What gives Words Authority

– Tuesday of the 1st Week of Lent –

‘When you are praying, do not heap up empty phrases as the Gentiles do; for they think that they will be heard because of their many words.’ [Matthew 6:7]


The text today is an echo of 1 Kings 17. There we see the followers of the deity Baal seeking to attract his attention with extended chanting and an elaborate dance. Nothing happens. Whereas when Elijah prays, he whispers a simple prayer … and is heard.

The teaching of Jesus, and this event in the life of Elijah, are both premised on a conviction concerning where God resides. God is as close as your breath. Words do not attract God’s attention; love does. If our words are an expression of love and trust, be they ever so humble, God hears and responds.

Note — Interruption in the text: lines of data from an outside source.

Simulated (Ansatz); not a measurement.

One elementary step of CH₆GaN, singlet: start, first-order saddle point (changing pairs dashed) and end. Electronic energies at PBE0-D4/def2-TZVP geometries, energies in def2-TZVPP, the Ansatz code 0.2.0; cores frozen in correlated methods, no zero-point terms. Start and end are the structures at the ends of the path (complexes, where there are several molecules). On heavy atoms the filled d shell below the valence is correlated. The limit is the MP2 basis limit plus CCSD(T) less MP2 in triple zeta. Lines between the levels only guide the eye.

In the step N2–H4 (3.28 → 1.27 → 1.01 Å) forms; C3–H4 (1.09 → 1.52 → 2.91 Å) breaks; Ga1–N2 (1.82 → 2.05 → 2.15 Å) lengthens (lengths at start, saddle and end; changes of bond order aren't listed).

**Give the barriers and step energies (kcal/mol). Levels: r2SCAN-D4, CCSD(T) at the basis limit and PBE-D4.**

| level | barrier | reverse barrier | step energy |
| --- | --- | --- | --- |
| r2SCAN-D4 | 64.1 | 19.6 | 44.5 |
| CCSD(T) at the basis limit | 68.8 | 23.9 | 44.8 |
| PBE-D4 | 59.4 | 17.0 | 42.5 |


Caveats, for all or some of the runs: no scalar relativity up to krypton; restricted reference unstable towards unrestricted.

Words can be problematic when it comes to faith. Words are easy and can be a substitute for action. Words can lull us into a false sense of security. Jesus did not witness to the presence of God with words alone. Primarily he did it through who he was (his very being), which then flowed into what he did. It began with being, which then led into doing. Words come last. Jesus used his words only to communicate his experience of being and doing.

Words that are not backed up by being and doing are of minimal value. If people see that we say one thing and yet do another, they rightfully become suspicious and angry. On the other hand, if they see that what we say is reflected in our own lives, our words have authority.